Operations 21 min read

How Tencent Scales Its Services for Chinese New Year: Inside Cloud Load‑Testing Strategies

This article details Tencent's cloud load‑testing approach for handling massive traffic spikes during Chinese New Year, covering background challenges, model selection, script authoring options, data construction, report analysis, and real‑world case studies that demonstrate capacity planning and performance optimization.

FunTester

Aug 4, 2023

How Tencent Scales Its Services for Chinese New Year: Inside Cloud Load‑Testing Strategies

Background and Challenges

During Chinese New Year, Tencent services experience traffic spikes up to five‑to‑ten times normal, especially QQ and video streaming. Traditional monitoring is passive; cloud load testing provides a proactive way to discover bottlenecks, verify capacity, and ensure service stability.

Solution Overview

The cloud load‑testing platform offers end‑to‑end capabilities: model selection, test‑case authoring, test‑data construction, and report analysis.

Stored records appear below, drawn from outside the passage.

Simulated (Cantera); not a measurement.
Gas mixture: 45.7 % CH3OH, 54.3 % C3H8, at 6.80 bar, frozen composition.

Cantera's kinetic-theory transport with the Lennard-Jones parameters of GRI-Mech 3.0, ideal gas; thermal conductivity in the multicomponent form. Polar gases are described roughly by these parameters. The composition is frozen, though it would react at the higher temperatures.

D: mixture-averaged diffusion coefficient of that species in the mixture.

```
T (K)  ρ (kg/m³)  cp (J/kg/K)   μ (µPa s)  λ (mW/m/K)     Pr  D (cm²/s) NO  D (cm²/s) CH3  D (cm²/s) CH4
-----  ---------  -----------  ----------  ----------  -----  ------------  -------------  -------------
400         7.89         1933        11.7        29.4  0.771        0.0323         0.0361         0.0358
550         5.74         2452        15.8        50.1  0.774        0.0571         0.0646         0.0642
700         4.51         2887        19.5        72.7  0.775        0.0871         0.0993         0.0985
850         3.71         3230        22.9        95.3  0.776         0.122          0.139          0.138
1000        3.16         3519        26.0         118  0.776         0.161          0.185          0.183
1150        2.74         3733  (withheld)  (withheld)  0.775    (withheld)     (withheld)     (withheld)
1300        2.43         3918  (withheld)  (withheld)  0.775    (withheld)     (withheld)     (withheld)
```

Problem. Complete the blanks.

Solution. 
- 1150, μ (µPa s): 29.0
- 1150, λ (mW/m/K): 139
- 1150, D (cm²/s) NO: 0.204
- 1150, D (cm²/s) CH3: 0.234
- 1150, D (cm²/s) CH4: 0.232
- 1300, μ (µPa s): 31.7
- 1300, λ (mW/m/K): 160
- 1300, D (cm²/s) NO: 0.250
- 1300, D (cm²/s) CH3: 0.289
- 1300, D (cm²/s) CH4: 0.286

2.1 Load‑test Model Selection

Two modes are supported: concurrent‑user (VU) mode and request‑per‑second (RPS) mode. RPS is derived from VU × response time (Little’s law). In the linear region latency stays stable while throughput rises; beyond saturation latency grows sharply and throughput drops.

2.2 Test Case Authoring

Three scripting options are provided:

JS script mode – high‑level language, easy to compose but requires JavaScript familiarity and incurs extra adaptation work.

Go plugin mode – native Go, hot‑loadable, low overhead, better for complex protocols and high concurrency.

Low‑code / JMeter GUI mode – drag‑and‑drop interface for non‑developers, supports HAR→JS conversion and JMeter extensions.

Example JS script:

// Send a http get request
import http from 'pts/http';
import { check, sleep } from 'pts';

export default function () {
    const resp1 = http.get('http://httpbin.org/get');
    console.log(resp1.body);
    console.log(resp1.json());
    check('status is 200', () => resp1.statusCode === 200);
}

Example Go plugin snippet:

var Init = plugin.Init

func Run(ctx context.Context) error {
    req, err := http.NewRequestWithContext(ctx, http.MethodGet, "https://httpbin.org/get", nil)
    if err != nil { return err }
    resp, err := http.DefaultClient.Do(req)
    if err != nil { return err }
    defer resp.Body.Close()
    assert.True(ctx, "status code is 200", func() bool { return resp.StatusCode == http.StatusOK })
    return nil
}

2.3 Test Data Construction

The platform provides traffic recording → test‑case conversion, CSV merge, and automatic sharding across load‑generator pods to avoid data duplication and GC pressure. Recorded binary packets are transformed into a cloud‑compatible archive format.

2.4 Report Analysis

Unified observability is built on OpenTelemetry, delivering metrics, traces, and logs. Users can filter by custom status codes, drill into error logs, and perform trace‑based traffic coloring. Sampling strategies balance gauge, counter, and histogram metrics while limiting log volume.

Practical Cases

3.1 Hand‑Q Spring Protection

Spring‑time peaks on read/write paths required a new Go‑plugin test suite. Switching from JS to Go increased 1000‑concurrency throughput by roughly 90% and reduced memory pressure, enabling scaling to 100 k concurrent users across Shanghai, Nanjing, Guangzhou, etc.

Outcomes: early detection of overload, refined retry/timeout policies, and successful capacity expansion.

3.2 Video Service Disaster‑Recovery Drill

Chaos‑engineering style drills validated fallback, rate‑limiting, and circuit‑breaker mechanisms. Integrated SLA monitoring and automatic traffic degradation ensured the system could sustain 10 k RPS per region without cascading failures.

Summary and Outlook

The cloud load‑testing platform now supports HTTP, gRPC, WebSocket, and custom protocols via Go plugins. Future work includes tighter server‑side metric integration, automated capacity‑estimation, and AI‑driven scenario generation to further reduce manual effort and improve test reliability.